Re: [PATCH v10 0/9] KVM: mm: fd-based approach for supporting KVM

From: Sean Christopherson
Date: Wed Feb 22 2023 - 16:53:26 EST


On Thu, Feb 16, 2023, David Hildenbrand wrote:
> On 16.02.23 06:13, Mike Rapoport wrote:
> > Hi,
> >
> > On Fri, Dec 02, 2022 at 02:13:38PM +0800, Chao Peng wrote:
> > > This patch series implements KVM guest private memory for confidential
> > > computing scenarios like Intel TDX[1]. If a TDX host accesses
> > > TDX-protected guest memory, machine check can happen which can further
> > > crash the running host system, this is terrible for multi-tenant
> > > configurations. The host accesses include those from KVM userspace like
> > > QEMU. This series addresses KVM userspace induced crash by introducing
> > > new mm and KVM interfaces so KVM userspace can still manage guest memory
> > > via a fd-based approach, but it can never access the guest memory
> > > content.
> >
> > Sorry for jumping late.
> >
> > Unless I'm missing something, hibernation will also cause an machine check
> > when there is TDX-protected memory in the system. When the hibernation
> > creates memory snapshot it essentially walks all physical pages and saves
> > their contents, so for TDX memory this will trigger machine check, right?

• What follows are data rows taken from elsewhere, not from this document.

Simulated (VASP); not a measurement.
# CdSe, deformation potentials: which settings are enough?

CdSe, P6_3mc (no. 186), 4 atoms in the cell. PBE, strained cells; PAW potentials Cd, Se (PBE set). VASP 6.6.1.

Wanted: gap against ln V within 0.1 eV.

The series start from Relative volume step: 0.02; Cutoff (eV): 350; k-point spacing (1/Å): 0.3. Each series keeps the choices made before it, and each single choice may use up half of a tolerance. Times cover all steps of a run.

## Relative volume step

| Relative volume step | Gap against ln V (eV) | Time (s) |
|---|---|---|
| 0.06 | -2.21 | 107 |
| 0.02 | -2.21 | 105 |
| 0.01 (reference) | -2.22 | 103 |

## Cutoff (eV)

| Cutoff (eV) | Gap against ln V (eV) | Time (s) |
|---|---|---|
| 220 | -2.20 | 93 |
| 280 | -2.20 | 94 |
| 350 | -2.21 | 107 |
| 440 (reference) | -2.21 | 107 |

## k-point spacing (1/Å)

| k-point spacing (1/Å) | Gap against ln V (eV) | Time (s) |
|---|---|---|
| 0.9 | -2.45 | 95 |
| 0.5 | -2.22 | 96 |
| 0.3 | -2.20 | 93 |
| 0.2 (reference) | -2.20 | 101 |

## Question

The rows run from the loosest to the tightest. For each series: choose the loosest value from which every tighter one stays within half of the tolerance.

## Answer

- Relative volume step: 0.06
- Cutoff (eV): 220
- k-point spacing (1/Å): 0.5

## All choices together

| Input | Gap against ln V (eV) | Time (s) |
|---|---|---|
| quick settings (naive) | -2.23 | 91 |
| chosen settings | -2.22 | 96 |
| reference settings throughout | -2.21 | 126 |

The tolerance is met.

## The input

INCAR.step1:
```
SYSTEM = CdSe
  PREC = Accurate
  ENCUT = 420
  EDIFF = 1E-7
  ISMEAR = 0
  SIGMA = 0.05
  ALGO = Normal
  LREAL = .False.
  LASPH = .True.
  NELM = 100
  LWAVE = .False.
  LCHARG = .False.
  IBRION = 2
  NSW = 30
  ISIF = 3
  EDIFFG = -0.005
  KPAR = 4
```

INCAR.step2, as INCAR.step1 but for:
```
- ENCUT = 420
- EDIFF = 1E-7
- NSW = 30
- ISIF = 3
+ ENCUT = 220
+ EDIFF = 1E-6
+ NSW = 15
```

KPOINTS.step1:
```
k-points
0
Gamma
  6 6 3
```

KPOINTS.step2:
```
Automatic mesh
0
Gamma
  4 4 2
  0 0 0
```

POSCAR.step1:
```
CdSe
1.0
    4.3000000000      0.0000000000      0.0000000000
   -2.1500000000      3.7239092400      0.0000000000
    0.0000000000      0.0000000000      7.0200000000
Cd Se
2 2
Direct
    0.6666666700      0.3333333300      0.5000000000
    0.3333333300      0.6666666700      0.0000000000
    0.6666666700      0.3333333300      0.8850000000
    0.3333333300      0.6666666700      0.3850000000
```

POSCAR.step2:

For hibernation specifically, I think that should be handled elsewhere as hibernation
is simply incompatible with TDX, SNP, pKVM, etc. without paravirtualizing the
guest, as none of those technologies support auto-export a la s390. I suspect
the right approach is to disallow hibernation if KVM is running any protected guests.

> I recall bringing that up in the past (also memory access due to kdump,
> /prov/kcore) and was told that the main focus for now is preventing
> unprivileged users from crashing the system, that is, not mapping such
> memory into user space (e.g., QEMU). In the long run, we'll want to handle
> such pages also properly in the other events where the kernel might access
> them.

Ya, unless someone strongly objects, the plan is to essentially treat "attacks"
from privileged users as out of to scope for initial support, and then iterate
as needed to fix/enable more features.

FWIW, read accesses, e.g. kdump, should be ok for TDX and SNP as they both play
nice with "bad" reads. pKVM is a different beast though as I believe any access
to guest private memory will fault. But my understanding is that this series
would be a big step forward for pKVM, which currently doesn't have any safeguards.